Impact of market integration on employment conditions in road haulage
23 Nov 2015
Andrea Broughton, IES Principal Research Fellow
The road haulage sector is an important transnational sector in the European Union. The industry has undergone significant structural change over the past decade, due to liberalisation of the market and the increased competition that this has caused. IES recently undertook research for the European Parliament that assessed the impact of market integration on employment conditions in the sector. A complicated picture emerged of a sector characterised by long and complex subcontracting chains and instances of long driving times, inadequate rest, and some employer practices aimed at circumventing EU and national employment regulation.
Composition of the sector
The road haulage sector is very male dominated, with open-ended and full-time employment the most common form of contracting. However, subcontracting is becoming a prominent feature of the sector, often involving complex subcontracting chains across borders, which enable employers to benefit from hiring workers on the basis of lower wage levels. This practice of subcontracting has been linked to a proliferation of employment practices that have the capacity to undermine the working conditions of drivers. These include false or bogus self-employment and the employment of non-resident drivers via so-called letter-box companies, which are companies registered in a particular Member State, but which in actual fact have no activity in that country.
The sector has undergone significant structural change over the past 10 years, due to market integration and liberalisation, resulting in increased competition following the opening of market access for drivers from the newer EU Member States in central and eastern Europe (the so-called EU12). Operations based in these countries now have a much greater share of the market than 10 years previously, and the number of those employed in the sector overall has grown significantly in most EU-13 countries (EU-12 plus Croatia) in the past 10 years, whereas it decreased in most of the other EU Member States.
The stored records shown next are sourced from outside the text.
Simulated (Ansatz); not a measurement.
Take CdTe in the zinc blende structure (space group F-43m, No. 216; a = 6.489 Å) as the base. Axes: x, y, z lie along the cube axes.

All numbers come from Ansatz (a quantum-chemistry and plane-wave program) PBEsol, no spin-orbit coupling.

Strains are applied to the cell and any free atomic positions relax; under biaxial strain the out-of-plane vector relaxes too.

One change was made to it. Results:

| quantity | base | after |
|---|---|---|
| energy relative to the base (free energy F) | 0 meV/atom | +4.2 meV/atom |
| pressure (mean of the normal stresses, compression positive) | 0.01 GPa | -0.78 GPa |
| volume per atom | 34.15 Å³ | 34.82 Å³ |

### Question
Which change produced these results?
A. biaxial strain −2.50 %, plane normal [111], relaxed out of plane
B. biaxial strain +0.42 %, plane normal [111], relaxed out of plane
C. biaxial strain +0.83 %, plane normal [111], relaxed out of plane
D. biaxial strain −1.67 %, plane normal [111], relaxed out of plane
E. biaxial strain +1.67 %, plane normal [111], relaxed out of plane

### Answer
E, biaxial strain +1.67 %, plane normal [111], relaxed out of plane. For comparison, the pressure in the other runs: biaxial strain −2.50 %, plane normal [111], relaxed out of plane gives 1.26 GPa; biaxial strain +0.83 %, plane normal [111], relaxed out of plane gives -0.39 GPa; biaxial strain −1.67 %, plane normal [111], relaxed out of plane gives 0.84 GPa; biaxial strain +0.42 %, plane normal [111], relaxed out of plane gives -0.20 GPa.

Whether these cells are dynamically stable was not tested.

The practice of cabotage, which is the national carriage of goods for hire or reward carried out by non-resident hauliers in a host Member State, has grown over the past decade. Typically, a driver might carry a load from one country to another and then while in the destination country will carry out some delivery work within that country or in neighbouring countries. The practice of cabotage grew by 50 per cent between 2004 and 2012, and by a further 20 per cent in 2013 alone. According to the European Commission, this rise is largely due to the lifting of restrictions on the market access of EU-12 drivers. Despite this growth, however, cabotage still only accounts for a mere 1 per cent of total freight activities in the EU-28. EU regulation allows hauliers to perform up to three cabotage operations within a seven-day period beginning the day after the unloading of the international transport cargo. There are concerns about the extent of cabotage as it could potentially undercut road haulage operators that are based in the destination Member State.
Pay and employment conditions
Labour costs in the sector vary considerably between Member States and although there are indications of labour cost convergence, considerable divergences remain. Labour costs have fallen to the greatest extent in Greece, Portugal and Cyprus since 2008, and have risen most strongly in Bulgaria and Romania (albeit from a very low base). The divergence in reported wages in part reflects different methods of remuneration: variable elements are a key component of total remuneration in particular in the case of EU-12 nationals.
Drivers in the international road haulage sector face a number of challenges in relation to working conditions and general employment conditions. These include long driving times and insufficient rest, time spent away from appropriate rest and washing facilities, and high strain coupled with low autonomy. These issues are all exacerbated by the increasing internationalisation of the sector, which results in longer missions and longer periods away from home. There is also evidence that the employment conditions of EU-12 drivers are worse than those of EU-15 (the western European Member States, prior to EU enlargement in 2004) drivers in terms of pay, social protection, working time and rest breaks.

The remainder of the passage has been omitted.